This article looks at how Xerox and Intel are using ethnography to develop viable products and improve the lives of their users.
Ethnography is a type of study that tries to describe the social life of humans. Using qualitative research, ethnographic studies aim to produce a detailed description of everyday life and practice.
Put simply, to understand human behavior you have to watch them doing what they do. It’s perhaps the human equivalent of heading to the jungle or desert to watch wildlife in its natural habitat.
While many research methods for studying human actions involves asking questions to the participants being surveyed, anthropological researchers instead visit people where they live and work to observe their behavior, without directing it.

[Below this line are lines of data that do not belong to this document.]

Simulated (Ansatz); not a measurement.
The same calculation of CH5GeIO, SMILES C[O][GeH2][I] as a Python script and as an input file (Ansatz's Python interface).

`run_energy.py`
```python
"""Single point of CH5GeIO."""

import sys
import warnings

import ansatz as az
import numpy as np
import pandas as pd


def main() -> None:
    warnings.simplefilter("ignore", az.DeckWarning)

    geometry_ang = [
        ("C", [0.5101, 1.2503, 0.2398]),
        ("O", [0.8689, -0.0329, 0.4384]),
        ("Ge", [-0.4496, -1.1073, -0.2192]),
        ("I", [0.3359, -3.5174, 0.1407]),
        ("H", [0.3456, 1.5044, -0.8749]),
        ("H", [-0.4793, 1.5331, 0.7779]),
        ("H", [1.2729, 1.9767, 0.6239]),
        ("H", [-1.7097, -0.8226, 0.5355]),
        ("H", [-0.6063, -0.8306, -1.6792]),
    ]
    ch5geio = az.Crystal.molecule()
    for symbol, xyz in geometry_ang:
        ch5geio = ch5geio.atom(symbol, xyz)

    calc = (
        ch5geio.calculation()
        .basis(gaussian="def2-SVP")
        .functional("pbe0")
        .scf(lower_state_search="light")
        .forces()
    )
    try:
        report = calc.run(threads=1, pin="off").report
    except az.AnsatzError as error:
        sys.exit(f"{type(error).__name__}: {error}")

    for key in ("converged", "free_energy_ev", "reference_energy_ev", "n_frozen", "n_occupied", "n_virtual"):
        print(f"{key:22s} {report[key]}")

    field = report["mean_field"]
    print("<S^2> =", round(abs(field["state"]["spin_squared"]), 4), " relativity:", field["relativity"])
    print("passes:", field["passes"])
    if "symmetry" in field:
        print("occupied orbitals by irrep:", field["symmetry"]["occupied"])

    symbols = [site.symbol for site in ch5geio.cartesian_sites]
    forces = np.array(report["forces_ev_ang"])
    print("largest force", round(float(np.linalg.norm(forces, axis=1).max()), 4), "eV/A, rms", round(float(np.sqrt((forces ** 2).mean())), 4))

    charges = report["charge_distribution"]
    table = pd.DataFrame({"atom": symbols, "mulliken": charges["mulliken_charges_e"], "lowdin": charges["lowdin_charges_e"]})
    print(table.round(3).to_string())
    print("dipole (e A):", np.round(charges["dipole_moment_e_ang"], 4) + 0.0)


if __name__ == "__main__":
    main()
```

Although ethnography started out as a branch of anthropology, this kind of analysis also has applications for business. Major companies such as Xerox and Intel have used ethnographic research methods to enhance their understanding of how people use products and services.
Where focus groups fail to inform marketers about what people really do, ethnography links what people say to what they do—avoiding the pitfalls that come from relying only on self-reported, focus-group data. It also helps avoid the very obvious limitations of people not being able to express what they are doing (such as in the case of children) or not understanding there are any other options for how they do it.
Reducing traffic congestion using ethnography
Xerox was called in to try and understand how the cost of parking could be adjusted to reduce traffic congestion, to improve flow, and raise the supply of parking spaces in Los Angeles.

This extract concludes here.